Lossless Adaptation of Pretrained Vision Models for Robotic Manipulation

Results

Fixed Pretrained Features vs Adapter Representations

First, we show that while fixed off-the-shelf  representations (without any adaptation) are useful, they can be highly sub-optimal for the given downstream task.  To show this we compare the fixed representations extracted using pretrained weights (Pretrained Feat.) obtained via supervised imagenet pretraining and compare them with full fine-tuning  (Full FT). Figure 1 (below) compares these across all task suites. For a fixed comparison with previous works Figure 1 reports results for the ResNet-50 model,  since previous works only evaluate the ResNet architecture. As seen below, fixed off the shelf-representations  are comparatively much worse across all environment suites.  For Metaworld, Kitchen and RGB-Stacking suites the relative change in performance is around 20%, 30% and 100% respectively. Also, for the RGB-stacking suite the mean performance is much lower 14%,  which shows that fixed pretrained representations become significantly less effective for challenging manipulation tasks.

Fixed Pretrained representations are suboptimal.

Figure 1) Fixed Pretrained representations are suboptimal.

Fixed off the shelf representations are useful but become increasingly sub-optimal for more complex manipulation tasks such as RGB Stacking. This holds across different types of pretrained representations.

Adapter Representations can match Full Finetuning

We now show that our proposed adapters can match full-fine-tuning performance for  downstream manipulation tasks without losing any existing information. We compare  full fine-tuning (Full FT.) approaches with our adapters (Adapters) as well as fixed pretrained features (Pretrained Feat.) For these and future results we report metrics using the more robust mean statistic. Additionally, for task suites with limited state-space distributions, i.e., Metaworld and Franka-Kitchen, we avoid using  any proprioceptive information (see main paper's Appendix for results with proprioceptive).  This allows us to robustly verify the visual representation and avoids any proprioceptive information leakage which can  allow the robot to solve the task even without using the visual features.

Lossless Adaptation of Pretrained Visual Features

Figure 2: Mean success rate comparisons between using fixed pretrained features, adapters and full fine-tuning across all three different environments with three different architecture choices.

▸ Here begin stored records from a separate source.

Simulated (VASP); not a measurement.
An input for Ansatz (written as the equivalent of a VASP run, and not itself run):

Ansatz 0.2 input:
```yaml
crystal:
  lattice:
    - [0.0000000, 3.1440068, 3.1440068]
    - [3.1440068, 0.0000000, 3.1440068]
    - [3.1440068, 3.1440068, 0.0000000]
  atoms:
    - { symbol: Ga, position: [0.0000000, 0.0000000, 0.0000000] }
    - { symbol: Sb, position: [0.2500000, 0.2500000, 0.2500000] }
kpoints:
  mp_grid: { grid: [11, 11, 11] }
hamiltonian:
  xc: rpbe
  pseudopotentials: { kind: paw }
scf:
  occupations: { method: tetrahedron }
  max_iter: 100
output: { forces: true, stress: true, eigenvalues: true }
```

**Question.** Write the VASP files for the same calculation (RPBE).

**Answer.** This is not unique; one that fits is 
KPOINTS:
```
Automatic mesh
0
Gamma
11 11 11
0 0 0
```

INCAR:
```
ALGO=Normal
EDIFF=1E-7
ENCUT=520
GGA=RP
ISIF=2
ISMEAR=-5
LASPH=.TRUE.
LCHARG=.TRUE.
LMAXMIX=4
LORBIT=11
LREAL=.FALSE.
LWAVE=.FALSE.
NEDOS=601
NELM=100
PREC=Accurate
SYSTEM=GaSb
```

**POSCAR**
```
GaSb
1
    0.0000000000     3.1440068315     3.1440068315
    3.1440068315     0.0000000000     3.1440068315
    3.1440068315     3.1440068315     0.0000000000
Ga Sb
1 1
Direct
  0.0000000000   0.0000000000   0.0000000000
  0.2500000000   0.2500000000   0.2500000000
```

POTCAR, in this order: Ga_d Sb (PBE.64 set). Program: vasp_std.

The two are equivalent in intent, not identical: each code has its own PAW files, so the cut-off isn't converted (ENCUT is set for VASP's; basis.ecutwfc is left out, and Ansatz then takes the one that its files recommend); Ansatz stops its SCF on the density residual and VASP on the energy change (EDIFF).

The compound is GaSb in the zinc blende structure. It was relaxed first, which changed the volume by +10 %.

Figure 2 (above) shows the results for each task suite and network architecture combination. For the adapter results we report results with bottom, middle and top adapters.  As before, for a fair comparison we use top adapters for all other approaches.  As seen above, our parameter efficient adapters can closely match full fine-tuning performance  across all environment suites and architectures. Most noticeably, for both Franka-Kitchen and RGB-Stacking tasks, our use of adapters is able to exactly match  (average difference in performance < 2%) the performance derived from full fine-tuning (Full FT).  While there exists a slightly larger gap for the metaworld environments -- average performance difference ~6%. However, compared with directly utilizing the fixed pretrained features, we see a huge performance increase of around  30% averaged over all tasks and architectures.  Additionally, we see a performance increase across all architectures. 

Adapters with Different Pretrained Representations

We now show that our proposed adapters give similar benefits with pretrained weights obtained from  vastly different pretraining (pretext) tasks. For NFNet we use CLIP pretraining, for ResNet we use BYOL and for ViT we use masked auto-encoder (MAE). Figure 3 (below) plots the result for each of these architectures across all three task suites.  The X-axes shows the number of train parameters. The bottom left points in each of the above plots indicate the performance of fixed pretrained features. While top right points show full fine-tuning's performance. On the other hand, the solid lines indicate the performance improvements on inserting bottom and middle adapters (top adapters are used for all approaches).

As seen in Figure 3, for all tasks and pretrained weights adapters are able to closely match the performance of full fine-tuning approach,  while only registering a very marginal increase in the number of trainable parameters. Additionally, comparing MetaWorld results in Figure 3 (Left figure) and Figure 1 (above) we see that while there exists a minor gap between adapters and full-FT with imagenet-supervised weights ~6%, this gap reduces significantly for self-supervised pretraining weights. This advantage of MAE features for control is also  observed in Xiao et al. 2022.  Additionally, similar to (Radosavovic et al. 2022),  we also find that CLIP pretrained weights (with top adapters only) can perform poorly.  For instance, they get < 5% on RGB-stacking tasks.  However, using adapters the performance significantly improves ~50% and closely matches full fine-tuning performance.  Importantly, the adapted representations match the performance of more performant models (e.g. MAE).

Figure 3: Results with different pretraining initializations (for 3 different  models) all 3 environments -- NFNet with CLIP, ResNet with BYOL and ViT with MAE. Bottom Left: points plots performance of fixed pretrained features with top adapters. Top Right: points plot full fine-tuning performance (with top adapters). Solid Lines: indicate adapter performance with adapters first added to bottom and then middle layers.